I’m attempting to port some Haskell to PureScript:
-- Haskell
commute :: Foo (a, b) (b, a)
commute = Foo f f where
f (a, b) = Just (b, a)
-- PureScript
commute :: forall a b. Foo (Tuple a b) (Tuple b a)
commute = Foo f f
where
f (Tuple a b) = Just (Tuple b a)
where
data Foo a b = Foo (a -> Maybe b) (b -> Maybe a)
I’m getting this type error:
Could not match type
a0
with type
b1
while trying to match type Tuple t2 t2
with type Tuple a0 b1
while checking that expression (Foo f) f
has type Foo (Tuple a0 b1) (Tuple b1 a0)
in value declaration commute
where b1 is a rigid type variable
bound at line 28, column 11 - line 30, column 35
a0 is a rigid type variable
bound at line 28, column 11 - line 30, column 35
t2 is an unknown type
If I remove the type signature, the inferred type is:
commute :: forall a. Foo (Tuple a a) (Tuple a a)
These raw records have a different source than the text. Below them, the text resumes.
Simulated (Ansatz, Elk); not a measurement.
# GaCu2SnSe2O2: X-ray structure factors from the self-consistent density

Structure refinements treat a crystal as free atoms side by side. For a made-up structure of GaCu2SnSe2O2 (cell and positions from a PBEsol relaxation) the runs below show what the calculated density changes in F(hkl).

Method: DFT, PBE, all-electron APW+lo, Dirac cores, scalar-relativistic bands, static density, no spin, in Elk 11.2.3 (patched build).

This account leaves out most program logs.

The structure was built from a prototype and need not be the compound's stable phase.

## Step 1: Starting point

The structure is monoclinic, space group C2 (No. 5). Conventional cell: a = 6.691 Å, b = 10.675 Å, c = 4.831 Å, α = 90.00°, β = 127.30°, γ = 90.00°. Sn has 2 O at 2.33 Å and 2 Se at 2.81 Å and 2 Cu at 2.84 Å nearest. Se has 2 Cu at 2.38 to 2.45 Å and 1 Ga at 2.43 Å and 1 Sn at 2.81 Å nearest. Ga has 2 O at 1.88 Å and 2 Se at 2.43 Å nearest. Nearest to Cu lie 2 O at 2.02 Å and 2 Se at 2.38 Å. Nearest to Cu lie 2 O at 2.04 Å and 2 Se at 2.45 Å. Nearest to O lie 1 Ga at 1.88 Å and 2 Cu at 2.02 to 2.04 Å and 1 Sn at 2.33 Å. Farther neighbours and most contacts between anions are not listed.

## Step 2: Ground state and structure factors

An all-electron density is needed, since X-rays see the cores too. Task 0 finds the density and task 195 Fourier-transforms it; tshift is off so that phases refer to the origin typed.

I’m uncertain as to whether the inferred type is sufficient, and why this doesn’t work if not.
-- PureScript
commute :: forall a b. Foo (Tuple a b) (Tuple b a)
commute = Foo f g
where
f (Tuple a b) = Just (Tuple b a)
g (Tuple b a) = Just (Tuple a b)
I think the compiler is inferring an overly specific type for your f - I think what’s happening is that it looks at the first occurrence of f in the body of the function, and infers a type using the bound type variables a and b, instead of introducing some new universally quantified type variables, which I think you wanted/expected. If you provide a type signature like f :: forall c d. Tuple c d -> ... does it work?
I think @hdgarrood is right. To elaborate, Haskell98 does let generalization. That is it will replace unknowns in a let declaration with foralls while inferring. That means it will infer the most polymorphic function it can. PureScript (and Haskell with various extensions turned on like TypeFamilies and GADTs) does not perform let generalization. So for the first example to work, you have to add the foralls yourself.
Indeed; adding a type signature will solve the problem:
commute :: forall a b. Foo (Tuple a b) (Tuple b a)
commute = Foo f f
where
f :: forall x y. Tuple x y -> Maybe (Tuple y x)
f (Tuple a b) = Just (Tuple b a)